Pakistan hopes for an IMF bailout too, but the talks have been inconclusive so far. But with its current account deficit standing at $17.9 bn for fiscal year ending 30 July 2018, as report the express tribune , even $6 bn from China and Saudi Arabia each won’t cut it.
So why does a country that has been almost a failed State for much of its recent history keep getting bailed out? What do others gain?
The Usual Suspects
IMF: THE INTERNATIONAL LENDER
The IMF was created as a resource for member States to take out loans to stave off economic collapse. It utilises funds from quota payments made by its member nations to disburse the loans, and insists that countries abide by certain conditions – like implementing austerity and overhauling systems – in order to get the loan and get their countries back on track.
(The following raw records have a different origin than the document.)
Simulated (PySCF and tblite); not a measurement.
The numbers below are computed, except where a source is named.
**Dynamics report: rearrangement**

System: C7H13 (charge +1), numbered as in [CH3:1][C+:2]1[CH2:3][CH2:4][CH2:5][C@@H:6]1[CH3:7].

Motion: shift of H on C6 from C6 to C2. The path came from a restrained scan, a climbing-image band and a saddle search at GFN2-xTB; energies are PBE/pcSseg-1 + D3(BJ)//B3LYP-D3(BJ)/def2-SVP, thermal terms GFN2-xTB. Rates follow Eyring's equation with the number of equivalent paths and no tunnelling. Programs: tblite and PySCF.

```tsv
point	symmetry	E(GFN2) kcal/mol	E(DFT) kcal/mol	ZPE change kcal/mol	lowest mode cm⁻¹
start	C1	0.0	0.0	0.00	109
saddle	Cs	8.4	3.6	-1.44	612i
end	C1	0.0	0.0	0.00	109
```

Its conditions and recommendations often include liberalising economies, which has prompted accusations of it pushing a neoliberal agenda (free markets, unfettered trade, small government) worldwide to the detriment of developing economies – and to the advantage of developed economies that lead the IMF, like the US, Germany, and the UK.
Pakistan has been in talks with the US-led IMF to secure a bailout, however they have been inconclusive. According to a Nikkei report quoting a Pakistani official, the IMF has insisted on transparency about the extent of Pakistan’s One Belt One Road (OBOR) debt to China. IMF head Christine Lagarde had earlier said as much, demanding “absolute transparency” in any deal, reported Reuters.
The US has previously taken a strong line, saying that IMF money – and therefore US money – should not be used to pay off Chinese loans. But Pakistan has resisted this condition, as China is loathe to make the extent of the debt it holds public.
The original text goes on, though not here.